A data warehousing superhero is something to be
Not all that glitters is Big Data, and Big Data has a long way to go before it can deliver anything like the same satisfying results, tangible benefits and organisational agility that a properly implemented Inmon Enterprise Data Warehouse can provide.
Therefore, I have a question for you.
Do you want to win friend and influence people in the world of data architecture and management? Do you want to do something in IT that atypically will bring kudos and credibility? Do you want to enjoy what you are doing because you are actually doing the right thing right for an appreciative audience?
Okay, this a recipe that I will now reveal, has the power to turn you into, not only a data hero, but a 4th generation enterprise data warehousing superhero – with Big Data bells and whistles attached, and even more amazingly, it is offered for nothing, gratis, and for keeps.
Yes, you read it right. I am feeling generous, and although a rare animal, there is such a thing as a free lunch. In this instance, the free lunch takes the form of a cookbook for successful data sourcing, warehousing and provisioning, one that will turn you into a truly modern day digital superhero.

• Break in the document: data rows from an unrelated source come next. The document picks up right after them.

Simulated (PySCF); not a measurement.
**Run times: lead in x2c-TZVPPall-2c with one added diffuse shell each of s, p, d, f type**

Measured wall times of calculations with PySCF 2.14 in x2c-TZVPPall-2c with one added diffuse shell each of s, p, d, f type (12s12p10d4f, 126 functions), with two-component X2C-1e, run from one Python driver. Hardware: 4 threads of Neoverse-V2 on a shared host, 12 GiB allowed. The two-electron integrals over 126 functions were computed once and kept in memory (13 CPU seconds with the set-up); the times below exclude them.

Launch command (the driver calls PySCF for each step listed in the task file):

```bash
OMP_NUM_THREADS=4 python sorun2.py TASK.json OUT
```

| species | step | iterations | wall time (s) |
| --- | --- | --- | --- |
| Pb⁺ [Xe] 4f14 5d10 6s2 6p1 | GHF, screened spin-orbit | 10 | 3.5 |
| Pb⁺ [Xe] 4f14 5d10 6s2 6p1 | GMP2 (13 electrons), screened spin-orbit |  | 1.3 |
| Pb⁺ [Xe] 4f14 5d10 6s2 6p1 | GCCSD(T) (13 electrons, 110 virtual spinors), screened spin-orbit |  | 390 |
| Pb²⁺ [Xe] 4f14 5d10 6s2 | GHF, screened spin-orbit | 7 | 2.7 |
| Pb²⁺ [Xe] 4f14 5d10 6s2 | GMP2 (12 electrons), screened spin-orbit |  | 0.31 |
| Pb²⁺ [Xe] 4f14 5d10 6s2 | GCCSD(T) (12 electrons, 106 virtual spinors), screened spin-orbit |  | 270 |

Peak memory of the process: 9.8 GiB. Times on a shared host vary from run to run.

Follow the suggestions to the letter and it will be hard to fail. However, drop any magic ingredient from the mix and expect, eventually, to run out of luck – that is rhyming slang for Donald Duck, down my way. Almost as important, please apply your own criteria of good sense at every step of the way.
The craft of data
The craft of data includes temporary-permanence in exploitation, revolution and institution.
When Sun Tzu was talking about the Art of War, he was also talking about the craft of data.
In the 21st century the highest expression of the craft of data in an organisation, whether public, private or military, is the enterprise data warehouse.
These are some of the key rules and guidelines for ensuring that you prevail and not your adversaries. The items are necessarily terse, but should provide a sound basis for further research, thought and strategic practice.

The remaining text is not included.